How is the "weight of words" counted?

Westwind · September 15, 2016, 1:46am

Hi,

I wonder how the “weight” of words in the concordance is counted? I try to get the logic behind this function, because often I get results which I can’t understand.

Any explanation?

Regards,
Oliver

cgrunenberg · September 16, 2016, 1:11pm

The weight depends (among others) on the number of occurrences of a word inside a document but also on the occurrences in all documents of the database and in how many different groups the word is used (e.g. more groups means that the word is more common and therefore less important).

Westwind · September 17, 2016, 1:25am

Thanks for the answer.
If it would be like you explain, I could understand. But I asked, because it is obviously NOT like you said. Please look at the attachment: The word with the highest weight is a family name. Next it’s a word with a frequency of 1. And so on …
This is why I asked.

Regards,
Oliver

Bill_DeVille · September 17, 2016, 9:05pm

Christian wrote the algorithms for determination of term weighting; his response as an overview of the procedure is correct. It’s not just the frequency of the use of a term, as he noted.

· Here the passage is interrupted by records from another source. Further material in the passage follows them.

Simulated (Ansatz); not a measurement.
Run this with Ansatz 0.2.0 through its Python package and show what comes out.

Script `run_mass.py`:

How many other documents in your database, and how many groups in your database hold documents containing that family name, for example?

Try experimenting with a word list. You will probably find that the highest weighted term, when used as a query term, will have fewer results when you search for it, by comparison to a lower weighted term. Which is to say, the more common in other documents, the lower the weight assigned in your original document.

cgrunenberg · September 21, 2016, 12:48pm

The frequency in the Concordance drawer is only the local frequency in the displayed document, other factors (global frequency, occurrences in groups) aren’t displayed.